Andi Starr is a classically trained pianist who picked up a $100 guitar after college and approached it much like she would a piano. Over a decade and five albums later, the resulting music reflects not only the ambiance and dynamics of her classical upbringing but also her mission, which from the start has been to write music that is unafraid to address political, religious and social issues. Hailed at times as a stunning cross between early Jewell, Azure Ray and Tori Amos, Starr's gift is in turning difficult subject matter into heartfelt, sometimes haunting, and always beautiful compositions. A recent review in Culturespill Magazine states: "Andi Starr hits the right notes: the notes that hurt, the notes that know you, the notes that make you meet yourself."

After several years of working a "professional job" by day, Starr decided in 2006 to pursue her music full time, and with immediate impact. In 2007, Starr and her band collaborated with seasoned engineer Larry Crane (Elliott Smith, Sleater-Kinney, Cat Power) for the making of Leaving the White Line (Starr's fourth release), which garnered immediate regional and national attention (see Fact Sheet).

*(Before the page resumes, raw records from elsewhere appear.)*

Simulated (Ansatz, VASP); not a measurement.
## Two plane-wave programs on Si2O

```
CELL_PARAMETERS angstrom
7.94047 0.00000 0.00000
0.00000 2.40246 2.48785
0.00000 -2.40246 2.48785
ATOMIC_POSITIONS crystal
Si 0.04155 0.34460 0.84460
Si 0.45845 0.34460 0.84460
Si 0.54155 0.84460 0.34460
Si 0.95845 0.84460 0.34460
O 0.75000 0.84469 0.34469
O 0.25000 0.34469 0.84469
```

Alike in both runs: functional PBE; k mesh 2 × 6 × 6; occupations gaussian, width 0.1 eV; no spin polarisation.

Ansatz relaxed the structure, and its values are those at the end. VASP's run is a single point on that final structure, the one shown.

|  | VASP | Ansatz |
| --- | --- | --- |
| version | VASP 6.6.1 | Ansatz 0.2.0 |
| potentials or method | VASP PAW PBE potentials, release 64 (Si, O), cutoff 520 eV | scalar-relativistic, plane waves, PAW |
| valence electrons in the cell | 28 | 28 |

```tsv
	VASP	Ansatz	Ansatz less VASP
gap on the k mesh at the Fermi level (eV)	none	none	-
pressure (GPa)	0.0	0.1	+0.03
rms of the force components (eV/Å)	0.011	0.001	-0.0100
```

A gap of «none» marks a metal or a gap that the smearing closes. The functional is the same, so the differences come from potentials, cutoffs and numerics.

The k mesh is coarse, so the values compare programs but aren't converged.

After a summer tour in support of Leaving the White Line in 2007, Starr packed up all her belongings in her van (with a partner and a cat) and headed to southern California where she has spent the last year creating, arranging and producing her fifth album, New Warm World. About this move from Portland, Oregon to California, Barbara Mitchell, staff writer for The Portland Tribune, wrote: "While L.A. might be overrun by aspiring hopefuls and Midwestern refugees, Starr should have no problem quickly distancing herself from the competition--her clear, lovely voice and clean, lean folk-pop instincts mark her as a career artist and not just another flash in the pan."

For the first time without a back-up band in three albums, Starr plays keyboard, organ, acoustic guitar, electric guitar, mandolin, and percussion on New Warm World, which in many ways is a return to her roots, particularly her classical upbringing (see songs "Go to the Ocean," "Stardust," "Crow," and "Lavender and Cinnamon," for example). The title, however, also suggests a new opening for Starr. Characteristically haunting and beautiful as her vocals and music have been described in the past, this album also radiates warmth and light, and is more personal in nature. Herein is the voice of a mature woman in a different place, a new warm world, truly in her element.